Assuming this is just toy data to give the flavor of the problem and you have more observations, I would try
- fitting a heteroscedasticity-robust Poisson model of streams on episode age
- calculating the expected number of streams at each age, along with a 95% CI
This should look something like this:
R Code
# Uncomment the following lines to install the required packages if
# not already installed
# install.packages(c("tidyverse", "lubridate", "sandwich", "emmeans", "ggrepel"))

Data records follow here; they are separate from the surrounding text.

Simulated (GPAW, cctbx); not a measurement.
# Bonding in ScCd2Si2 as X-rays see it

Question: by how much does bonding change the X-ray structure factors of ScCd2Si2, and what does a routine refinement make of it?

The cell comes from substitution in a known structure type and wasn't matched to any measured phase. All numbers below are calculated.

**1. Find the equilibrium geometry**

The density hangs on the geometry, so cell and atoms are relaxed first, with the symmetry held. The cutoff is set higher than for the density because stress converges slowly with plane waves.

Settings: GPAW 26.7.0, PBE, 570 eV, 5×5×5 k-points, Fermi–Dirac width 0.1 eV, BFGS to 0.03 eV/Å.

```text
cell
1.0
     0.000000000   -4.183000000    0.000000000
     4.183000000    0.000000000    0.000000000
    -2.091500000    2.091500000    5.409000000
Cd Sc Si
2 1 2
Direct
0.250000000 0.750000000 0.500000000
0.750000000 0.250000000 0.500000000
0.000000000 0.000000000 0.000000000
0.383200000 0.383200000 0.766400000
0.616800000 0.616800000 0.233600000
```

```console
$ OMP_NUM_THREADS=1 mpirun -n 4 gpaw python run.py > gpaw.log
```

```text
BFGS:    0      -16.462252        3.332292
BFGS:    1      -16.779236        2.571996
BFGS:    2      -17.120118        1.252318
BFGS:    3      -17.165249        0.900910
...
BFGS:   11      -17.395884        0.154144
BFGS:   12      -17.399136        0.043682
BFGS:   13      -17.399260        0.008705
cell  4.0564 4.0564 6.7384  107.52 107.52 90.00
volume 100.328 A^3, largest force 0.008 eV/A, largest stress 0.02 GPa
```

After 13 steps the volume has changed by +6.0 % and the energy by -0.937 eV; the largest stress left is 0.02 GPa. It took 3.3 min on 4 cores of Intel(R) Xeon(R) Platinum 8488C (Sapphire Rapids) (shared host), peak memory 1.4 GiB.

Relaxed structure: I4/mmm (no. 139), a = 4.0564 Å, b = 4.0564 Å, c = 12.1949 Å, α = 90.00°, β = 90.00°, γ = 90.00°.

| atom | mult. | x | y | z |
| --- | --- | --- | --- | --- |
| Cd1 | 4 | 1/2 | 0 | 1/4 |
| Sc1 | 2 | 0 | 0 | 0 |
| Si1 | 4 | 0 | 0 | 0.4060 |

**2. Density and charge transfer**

# Load necessary libraries
library(tidyverse)
library(lubridate)
library(sandwich)
library(emmeans)
library(ggrepel)
# Input data
data <- tibble(
episode = c("The Shadow Realm", "The Forbidden Tome",
"The Devil's Tea",
"The Sorcerer's Shoes", "The Enchanted Forest",
"The Echoing Abyss",
"The Lost Civilization", "The Dimensional Rift",
"The Crystal Maze",
"The Scepter of Zalthar"), # Episode titles
date = as_date(c("2024-03-08", "2024-03-01", "2024-02-23",
"2024-02-16", "2024-02-09", "2024-02-02",
"2024-01-26", "2024-01-19", "2024-01-12",
"2024-01-05")), # Episode release dates
streams = c(5987, 6315, 9584, 8996, 7564, 7982, 8456, 8834, 9215,
9763) # Number of streams
) %>%
mutate(age_in_days = as.numeric(ymd("2024-07-11") - date),
# Calculate age of each episode in days
outlier = ifelse(streams > 8900 & age_in_days < 150, episode, NA))
# Identify outliers based on streams and age
# Poisson regression model with robust standard errors
model <- glm(streams ~ age_in_days, data = data,
family = quasipoisson()) # Fit Poisson regression model
robust_vcov <- vcovHC(model, type = "HC1")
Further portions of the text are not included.